It is far from proven that climate finance, green finance and other mechanisms will be able to offer a comparable alternative to large-scale oil and gas development, in terms of short-term investments and access to regular inflows of foreign exchange (via exports). Not only have least developed countries found it difficult to access climate finance in the past, but it does not alone provide an alternative value proposition for most producers. Renewable energy, for example, will not generate the kind of economic ‘rents’ that countries including Nigeria, Angola, Sudan and South Sudan have grown accustomed to.
For those countries facing the challenge of reducing dependence, questions will include how to replace lost foreign exchange flows, readdress the balance of trade and develop an increasingly autonomous monetary system with an expanding tax base and growing domestic financing capacity, thereby reducing reliance on external debt. Where fossil fuel driven economies are concerned, MDBs and donors should consider whether and how climate finance, concessional finance and other investments can help create the conditions for transition; for example, how can climate finance and green growth opportunities including energy efficiency, RE and circular economy approaches be harnessed to help broaden the tax base.
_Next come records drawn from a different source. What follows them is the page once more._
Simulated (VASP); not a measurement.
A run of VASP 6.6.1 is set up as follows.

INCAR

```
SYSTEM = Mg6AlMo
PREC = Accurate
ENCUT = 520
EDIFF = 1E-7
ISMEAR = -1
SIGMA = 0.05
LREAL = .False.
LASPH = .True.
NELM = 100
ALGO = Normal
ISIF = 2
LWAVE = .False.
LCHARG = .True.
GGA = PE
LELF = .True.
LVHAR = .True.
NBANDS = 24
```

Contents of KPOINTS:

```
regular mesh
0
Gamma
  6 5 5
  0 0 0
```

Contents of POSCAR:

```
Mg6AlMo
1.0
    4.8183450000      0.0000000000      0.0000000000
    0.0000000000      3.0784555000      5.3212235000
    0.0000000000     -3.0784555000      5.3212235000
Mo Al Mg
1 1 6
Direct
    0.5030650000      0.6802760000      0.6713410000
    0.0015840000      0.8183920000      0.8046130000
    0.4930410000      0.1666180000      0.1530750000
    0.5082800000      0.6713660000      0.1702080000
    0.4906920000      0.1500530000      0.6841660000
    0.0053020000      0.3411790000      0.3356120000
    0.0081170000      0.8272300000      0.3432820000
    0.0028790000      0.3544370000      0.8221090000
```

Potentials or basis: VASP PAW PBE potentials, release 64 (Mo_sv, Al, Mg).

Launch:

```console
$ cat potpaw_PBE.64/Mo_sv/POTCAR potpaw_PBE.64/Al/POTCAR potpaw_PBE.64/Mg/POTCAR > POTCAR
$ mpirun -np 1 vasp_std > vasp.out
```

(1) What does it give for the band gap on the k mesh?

MDBs can play a role in providing credit enhancements to crowd-in private finance into infrastructure that enables a low-carbon pathway in the domestic economy. Banks and other commercial investors are interested in the ways that these low-carbon investments (often too small and difficult for them to assess and evaluate individually) can be packaged to reduce their risk. Such packages could be linked to national and international decarbonization objectives, and could have the objective of ‘levelling the playing field’ and providing viable alternatives to fossil fuel development, where the primary intended use of fossil fuels is domestic. As stated above, country NDCs and long-term 2050 plans under the UNFCCC provide valuable guidance in this context.
Enhancing country capacity
Practically, there are several ways that MDBs and donors can better coordinate support for fossil fuel-related sectors and good governance with support for climate-smart, green growth. As stated in Chapter 1, for many donors, policy and technical advice is their sole form of support to the sector. Chapters 3 and 4 demonstrate the need and the demand for better information and capacity to manage an evolving range of carbon-related risks at country-level. This entails first allowing understanding of the economy wide implications of carbon risk to inform country assistance, and second incorporating new approaches into existing assistance programmes for both established and prospective producers.
Broadening the perception of carbon risk
For countries depending on fossil fuels exports or expecting large production expansions, assessing carbon risk means not only thinking about the carbon intensity of the fossil fuel sector (e.g. increasing its efficiency, reducing flaring) but thinking about the economy-wide impacts of upstream decisions. Oil and gas sector approaches to carbon risk tend to focus on the fossil fuel sector itself and on fossil fuel supply – for example, Tanzania’s stated efforts to mitigate carbon risk focus on deployment of natural gas in place of firewood and charcoal, and converting vehicles to run on CNG.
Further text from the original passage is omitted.